Streeck’s work sparked debate. A number of observations were raised in the media challenging his views, despite acknowledging some elements of truth in its analysis. Gustav Seibt argued, in the Suddeutsche Zeitung, that Streeck’s argument overlooks the Draussen, namely the reality that is external to Germany and involves different actors, which in turn influence the Chancellor’s decisions. What may seem as self-interest is often an unavoidable adjustment to sudden external changes: that is, the Draussen.
The overall cold reaction to Streeck’s thesis is also due to his generally negative outlook on European integration, which he describes as a neo-capitalist Trojan horse: this is the thesis he supports in his last book, Buying Time. The real challenge, Streeck claims, is not if, but how to protect Europe from the Chancellor, dismantling Schengen, Dublin and the euro itself.

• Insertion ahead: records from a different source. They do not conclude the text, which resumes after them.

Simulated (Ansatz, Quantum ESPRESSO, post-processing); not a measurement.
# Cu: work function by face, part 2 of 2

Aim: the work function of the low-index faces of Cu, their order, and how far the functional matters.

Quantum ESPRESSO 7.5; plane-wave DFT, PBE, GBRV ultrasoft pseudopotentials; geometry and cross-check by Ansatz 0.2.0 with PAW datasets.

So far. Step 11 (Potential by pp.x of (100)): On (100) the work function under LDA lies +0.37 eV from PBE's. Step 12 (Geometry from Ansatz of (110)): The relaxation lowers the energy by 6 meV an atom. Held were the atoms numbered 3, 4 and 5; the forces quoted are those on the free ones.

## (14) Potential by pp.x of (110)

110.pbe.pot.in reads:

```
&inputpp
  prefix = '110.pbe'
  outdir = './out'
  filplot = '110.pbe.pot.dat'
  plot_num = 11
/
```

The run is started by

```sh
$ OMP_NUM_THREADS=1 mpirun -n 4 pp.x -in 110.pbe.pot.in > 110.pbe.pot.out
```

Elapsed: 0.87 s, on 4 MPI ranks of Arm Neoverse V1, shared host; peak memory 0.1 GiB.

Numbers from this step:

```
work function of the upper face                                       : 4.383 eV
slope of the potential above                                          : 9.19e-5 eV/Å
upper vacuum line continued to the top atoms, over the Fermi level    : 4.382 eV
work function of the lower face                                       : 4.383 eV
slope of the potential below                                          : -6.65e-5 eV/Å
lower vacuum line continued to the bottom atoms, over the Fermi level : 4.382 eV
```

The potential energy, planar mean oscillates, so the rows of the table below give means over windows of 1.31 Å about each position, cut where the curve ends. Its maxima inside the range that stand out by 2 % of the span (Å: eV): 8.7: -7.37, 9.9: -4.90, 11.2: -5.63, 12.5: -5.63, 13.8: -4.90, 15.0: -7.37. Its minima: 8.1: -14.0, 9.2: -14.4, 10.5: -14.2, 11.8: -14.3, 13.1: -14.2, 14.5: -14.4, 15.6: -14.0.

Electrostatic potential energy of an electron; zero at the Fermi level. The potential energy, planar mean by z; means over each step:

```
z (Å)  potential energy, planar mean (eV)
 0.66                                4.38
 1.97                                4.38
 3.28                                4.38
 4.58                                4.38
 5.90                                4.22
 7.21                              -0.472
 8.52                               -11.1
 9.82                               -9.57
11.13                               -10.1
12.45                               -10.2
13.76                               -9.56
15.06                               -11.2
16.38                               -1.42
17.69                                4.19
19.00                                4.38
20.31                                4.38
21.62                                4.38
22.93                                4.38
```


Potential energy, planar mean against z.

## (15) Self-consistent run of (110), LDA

Ordoliberalism as a public religion
Regardless of how the Merkel system theory should be assessed, the notion of a Germanization of Europe is not limited to the heirs to the Frankfurt school. It is a rather rooted and widely debated hypothesis in the European political arena, and not just by Eurosceptics and conspiracy theorists. In a recent book titled Europe’s Orphan, Financial Times journalist Martin Sandbu openly attacks Germany’s hegemonic claims, backed by French self-interest, and its paternalistic attitudes. Sandbu maintains that the monetary union has been a sound idea and should be preserved, as long as Berlin abandons its obsession for stability and its moralistic disapproval of debt.
Ordoliberalism has gradually become a “public religion” in the eyes of the German establishment, in particular within the CDU.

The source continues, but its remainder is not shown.